Gold nanoparticles improve photodetector performance
The mineral molybdenum disulfide (MoS2), which, when solid, behaves in many ways like grease, has semiconducting properties that make it a promising alternative to silicon or graphene in electronic devices. It also strongly absorbs visible light, and so it has been widely employed in light-sensing photodetectors, which are used in a wide range of technologies, such as environmental sensing, process control in factories, and optical communication devices.
Researchers at the National University of Singapore have now found a way to boost the performance of MoS2 photodetectors even further—with nanoparticles of gold. They describe this improvement in the journal Applied Physics Letters, which is produced by AIP Publishing.

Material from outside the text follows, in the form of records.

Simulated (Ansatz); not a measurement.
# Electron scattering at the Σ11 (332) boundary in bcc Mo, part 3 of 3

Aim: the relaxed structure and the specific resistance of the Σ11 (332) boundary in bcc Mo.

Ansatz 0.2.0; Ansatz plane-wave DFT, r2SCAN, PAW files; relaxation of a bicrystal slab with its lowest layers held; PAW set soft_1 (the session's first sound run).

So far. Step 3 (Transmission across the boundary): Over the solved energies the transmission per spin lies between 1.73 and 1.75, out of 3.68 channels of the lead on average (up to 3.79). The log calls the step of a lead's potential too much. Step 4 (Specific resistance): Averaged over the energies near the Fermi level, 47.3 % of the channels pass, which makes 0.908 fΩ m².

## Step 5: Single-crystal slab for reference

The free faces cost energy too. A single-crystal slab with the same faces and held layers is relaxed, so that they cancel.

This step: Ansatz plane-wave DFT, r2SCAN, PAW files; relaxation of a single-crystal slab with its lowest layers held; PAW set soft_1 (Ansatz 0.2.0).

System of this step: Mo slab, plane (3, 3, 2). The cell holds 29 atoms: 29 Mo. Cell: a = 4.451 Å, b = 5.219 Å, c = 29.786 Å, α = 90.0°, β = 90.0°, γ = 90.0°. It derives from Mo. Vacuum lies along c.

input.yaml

Wei Chen, an assistant professor of chemistry and physics, along with graduate student Jia Dan Lin, and their colleagues, applied a single, loosely arranged layer of gold nanoparticles to the top of a MoS2 photodetector. The gold layer, although less than 15 billionths of a meter thick (representing the diameter of each individual nanoparticle) and made up of fewer than 1000 individual particles, improved the photodetectors' efficiency by a factor of three, according to Chen.
"We anticipate orders of magnitude higher improvement of MoS2's sensitivity using a higher density of coated nanoparticles," Chen said.
Chen suspects that the plasmon oscillations (variations in the electron density) of individual nanoparticles—which enhance the local optical field—may be one reason for the improved performance of the photodetectors.
"The next step will focus on varying the materials used to make the nanoparticles, as well as their size, shape, and arrangement," Chen noted—adjustments that will "tune" the plasmon resonance wavelength of the metal nanostructure arrays, making it possible for MoS2 photodetectors todetect multiple colors for the first time.